I've never seen an application that would run faster in ANY database vs custom 
code.  Databases are for generic query problems...not the end-all to "store my 
data" when speed is a concern.

I've pointed out a few times on this list where people are concerned for speed 
and showed things like 30X faster using your own.  I've done network data 
acquisition like this before and I'll guarantee that you will never keep up 
with a data burst on a gigabit network.  I don't even think winpcap can do that 
let alone a database.

I don't think you need to run your trigger every minute.  Just run it every 
insert.  I think the delete will be notably faster than the insert and you 
won't notice the difference vs running every 60 seconds.

What you will want to do is only do a commit every so often...I think you 
stated you're doing a commit every packet which would be dog slow.


-----Original Message-----
From: sqlite-users-boun...@sqlite.org [mailto:sqlite-users-boun...@sqlite.org] 
On Behalf Of Hemant Shah
Sent: Thursday, September 09, 2010 8:57 AM
To: General Discussion of SQLite Database
Subject: EXTERNAL:Re: [sqlite] EXTERNAL: In memory database and locking.

How do I setup trigger to run every minute?

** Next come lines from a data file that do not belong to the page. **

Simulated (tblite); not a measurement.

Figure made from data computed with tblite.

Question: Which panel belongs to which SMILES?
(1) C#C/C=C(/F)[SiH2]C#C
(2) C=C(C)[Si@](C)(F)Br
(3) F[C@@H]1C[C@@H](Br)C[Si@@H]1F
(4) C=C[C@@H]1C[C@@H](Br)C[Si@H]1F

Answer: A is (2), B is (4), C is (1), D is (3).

I thought about writing hash code, but thought sqlite or other in memory 
database would work. The in memory database seems to keep up with the in coming 
traffic. 

Hemant Shah

E-mail: hj...@yahoo.com

--- On Thu, 9/9/10, Black, Michael (IS) <michael.bla...@ngc.com> wrote:

From: Black, Michael (IS) <michael.bla...@ngc.com>
Subject: Re: [sqlite] EXTERNAL: In memory database and locking.
To: "General Discussion of SQLite Database" <sqlite-users@sqlite.org>
Date: Thursday, September 9, 2010, 7:48 AM

Have you considered doing your cleanup during a trigger?
I assume you're already using transactions for your inserts.  I wouldn't
think it would be much slower doing it every insert as you'd be deleting
a much smaller set every time.

This is really a LOT faster if you just hash your info and then
periodically walk the hash table to delete old stuff.  A database is
never going to keep up with a gigabit interface.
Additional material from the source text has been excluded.